When Pitt coach Dave Wannstedt hired Buddy Morris to run his strength and conditioning program, it provided a shock to the system to the Panthers, who had gone 11-12 and without a bowl appearance the past two seasons.

Morris made an immediate impact in his third stint at Pitt by attempting to break players down and build them back up in his mold. Click here

The effects of training under the “Buddy System” is fairly evident at spring practices, as Panthers players’ physiques are noticeably leaner and more sculpted. There also has been an obvious transformation in attitude after Morris has instilled accountability and discipline. Click here

I had a chance to speak with Morris after Pitt’s first scrimmage on Saturday. Here is an excerpt of our conversation:

Q: Has coach Wannstedt asked you to instill accountability and discipline in Pitt’s football team through the strength and conditioning program?

A: It’s a 365-day-a-year, 52-week commitment from everybody. We run a very disciplined, accountable program. In other words, we want things done right. If they’re not done right, we’re going to keep doing it over and over and over again until it’s done right. I told coach Wannstedt when I interviewed, ‘There is no room for mediocrity. We’re going do things perfect, we’re going to do them perfect all the time or else consequences are going to be paid.’ It’s a very demanding program, but this is a very demanding, violent sport. We’ve got guys who have done a good job, but they have to do a better job. We have to become more fanatical about training, we have got to become more focused and committed about training. We’ve got to become unforgiving savages.

Q: How far has this team come since you returned?

A: This summer is very important. I was walking across the street with (offensive line coach) Paul Dunn and said, ‘I can’t wait for this (spring drills) to be over. We’ve got to get back to work in the weight room.’ We’ve got to get back to conditioning, back to training like this university has always trained in the past. We’ve got a lot of work. I may be dead at the end of the summer (laughs) but if my death means this program returns to the prominence where it belongs and deserves, then so be it.
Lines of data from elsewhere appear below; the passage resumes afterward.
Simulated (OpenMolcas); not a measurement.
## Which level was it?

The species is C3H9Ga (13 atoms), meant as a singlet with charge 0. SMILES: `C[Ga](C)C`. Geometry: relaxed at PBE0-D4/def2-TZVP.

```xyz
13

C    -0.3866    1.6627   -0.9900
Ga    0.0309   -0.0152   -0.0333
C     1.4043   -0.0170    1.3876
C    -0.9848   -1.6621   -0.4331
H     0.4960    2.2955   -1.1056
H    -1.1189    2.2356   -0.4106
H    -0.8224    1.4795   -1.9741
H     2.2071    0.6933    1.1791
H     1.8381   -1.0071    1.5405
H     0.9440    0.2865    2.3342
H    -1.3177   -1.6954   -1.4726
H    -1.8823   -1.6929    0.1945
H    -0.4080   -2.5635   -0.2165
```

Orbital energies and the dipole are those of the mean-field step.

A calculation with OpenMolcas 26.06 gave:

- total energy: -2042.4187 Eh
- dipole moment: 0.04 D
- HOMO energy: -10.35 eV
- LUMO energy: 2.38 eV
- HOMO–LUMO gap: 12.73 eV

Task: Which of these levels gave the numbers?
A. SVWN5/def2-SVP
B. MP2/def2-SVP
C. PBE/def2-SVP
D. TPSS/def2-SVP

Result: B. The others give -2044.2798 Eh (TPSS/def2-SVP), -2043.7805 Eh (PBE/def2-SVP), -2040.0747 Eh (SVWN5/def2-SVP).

Q: Did this team need more discipline instilled?

A: You better make the most of it every day, and that means training. You’ve got to give it everything you’ve got. You may not feel good, but you’ve got to show up and train like every day is game day. That’s the sport, that’s what we expect. That’s what we’re going to demand. That’s what we’re going to focus on, what we can expand. We’re focusing on great effort. We’re focusing on discipline. We’ve got to become more fanatical about training. The first thing they’ve got to do when they get out of bed is think about one thing: getting stronger, getting better. We’ve got to look at how we can get better every day.

Q: Was accountability an issue with this team?

A: I’ve always looked at a football team like a military outfit. You’ve got to be able to look at the guy next to you and know that he’s got your back. I don’t want to jump in a foxhole with a guy who doesn’t want to fight. I want to jump in a foxhole with a guy who will fight until he’s got no fight left, until he’s done. I want to jump in a foxhole with a guy who’s going to lay it on the line every down, every play, every second. That’s what we try to instill in them. You have to be accountable to yourself, to your teammates, but more importantly, you have to take ownership. This is your team. This isn’t my team or coach Wannstedt’s team. This is your team. Five years from now, when you graduate, only one percent of the guys who get drafted make it on the next level, so you can’t rely on that. In five years, when you look back, you want to look back and say, ‘We turned the program around. We won.’ That’s what we’re fighting for.

Q: You’ve mentioned that you seek out speed coaches like Charlie Francis for advice. Have you brought any experts in to speak to the team?

A: I brought in Louie Simmons two weeks ago, the only man over 50 years of age to bench 600 pounds and squat over 900. I brought in Paul Childress last week. At the Arnold (Classic in Columbus) three weeks ago, at a body weight of 308, broke a (WPO) world record in the squat. He squatted 1,148. I brought them in because you learn from strong people. You don’t learn from weak people. Right now, our squatting technique is horrible. I brought Paul in because he’s an expert at it.

Q: We’ve found it interesting the drills injured players are being put through on the sidelines during practice. Is this a motivator to keep players healthy?

A: There is no reason to stand around and watch anything. I always check with Rob Blanc, our trainer, and our physicians. If your right toe moves, you’re going to train your right toe. They’re sled dragging. We’re not going to lose conditioning levels. Coach Wannstedt supports us; he says, ‘Make them work during practice.’ You don’t want them to watch guys work. I don’t believe in that.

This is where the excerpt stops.